Technodummy writes "An update on Reading the Ancient Papyri. The long-buried Villa of the Papyri, one of Italy's richest Roman villas famed for its library of ancient scrolls, opened to the public this weekend almost 2,000 years after it was submerged in volcanic mud. The scrolls, which looked like sticks of charcoal when they were first discovered, have mostly turned out to be works of Greek epicurean philosophy from the first century BC."

4 of 46 comments (clear)

  1. Most exciting! by Anonymous Coward · · Score: 2, Insightful

    "Hundreds of the scrolls have been carefully opened and many others could be read in the near future thanks to digital and scanning technology."

    These scrolls are not lost to us!

    Who among us has not thought bitterly of the 532,800 scroll of two-three hundred years before our era that comprised the Library of Alexandria?

    Today only a small portion of its catalogue remains to tease us with lost knowedge.

    Everything that has been salvaged of Greek antiquity is a tiny fraction of what we know they had.

    And why, in the case of the Library of Alexandria?

    Religious ferver. It was burned to the ground by followers of Christ.

    1. Re:Most exciting! by CaptainCarrot · · Score: 2, Insightful
      As you point out, the people doing the burning in the verse you quoted were the owners of the books themselves. They were burning them not because it's seen as a valuable thing to do in and of itself, but because they had become convinced by the preceding events (Acts 19:13-17) that the mere possession of these books was a positive danger. In context, they would appear to have more likely been books on demonology rather than astrology. The NT isn't particularly hard on astrologers as such, and certain of them in particular it speaks of with clear approval.
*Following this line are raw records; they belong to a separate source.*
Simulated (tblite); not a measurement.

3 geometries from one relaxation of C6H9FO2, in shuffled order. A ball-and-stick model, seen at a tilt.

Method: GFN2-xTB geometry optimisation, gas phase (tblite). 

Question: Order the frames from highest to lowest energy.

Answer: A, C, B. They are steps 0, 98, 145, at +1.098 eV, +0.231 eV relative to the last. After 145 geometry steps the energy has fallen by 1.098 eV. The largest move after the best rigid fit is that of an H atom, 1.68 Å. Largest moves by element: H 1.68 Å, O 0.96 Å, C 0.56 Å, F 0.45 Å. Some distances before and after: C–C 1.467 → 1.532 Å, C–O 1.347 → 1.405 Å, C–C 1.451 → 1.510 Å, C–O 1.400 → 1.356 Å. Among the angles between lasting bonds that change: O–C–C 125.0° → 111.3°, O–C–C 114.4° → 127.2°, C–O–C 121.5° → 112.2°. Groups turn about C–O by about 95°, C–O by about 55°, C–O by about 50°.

      No doubt there were a number of such books in the Royal Library besides the historical, scientific, mathematical, engineering, and philosophical works. However, a Christian willing to torch the entire collection for the sake of the small number of occult works in it would have had to have been more fanatical than, say, St. Basil the Great, or St. John Chrysostom, or any of the multitude of Church Fathers who valued learning highly and spoke of pre-Christian philosophers in cautiously positive terms. We call this "zeal not according to knowledge", referencing Romans 10:2.

      I wasn't speaking of book-burning in general, of course. But I really don't think it's fair to judge societies of Antiquity, or even the Middle Ages, by modern standards. Even the Sibyl in the days of the Roman Republic burned her own books for no better reason than that she wasn't being paid for them. It hasn't always been an act of tyranny.

      --
      And the brethren went away edified.
  2. Good news by falsification · · Score: 2, Insightful

    This is good news. I hope that once all the scrolls have been opened and published, we will finally have the complete oeuvres of such greats as Aristotle. It could change the way we think about the ancients. It probably will not be as significant an event as the rediscovery of the classics that preceded the Renaissance, however.

  3. As much as i hate to refute good moslem bashing by young-earth · · Score: 2, Insightful

    Just a little bit of time with Google and you'll find the most likely answer is it could never have been the Christians, as it was gone before 20 B.C., and since Christ was born around 4 B.C., well, it's obviously not the Christians nor is it the muslims, since they were later in history than the Christians.

    For a good summary, see here. Basically Plutarch and Livy both wrote that Caesar was responsible, and they wrote long before the Catholic destruction in 391 of the satellite library.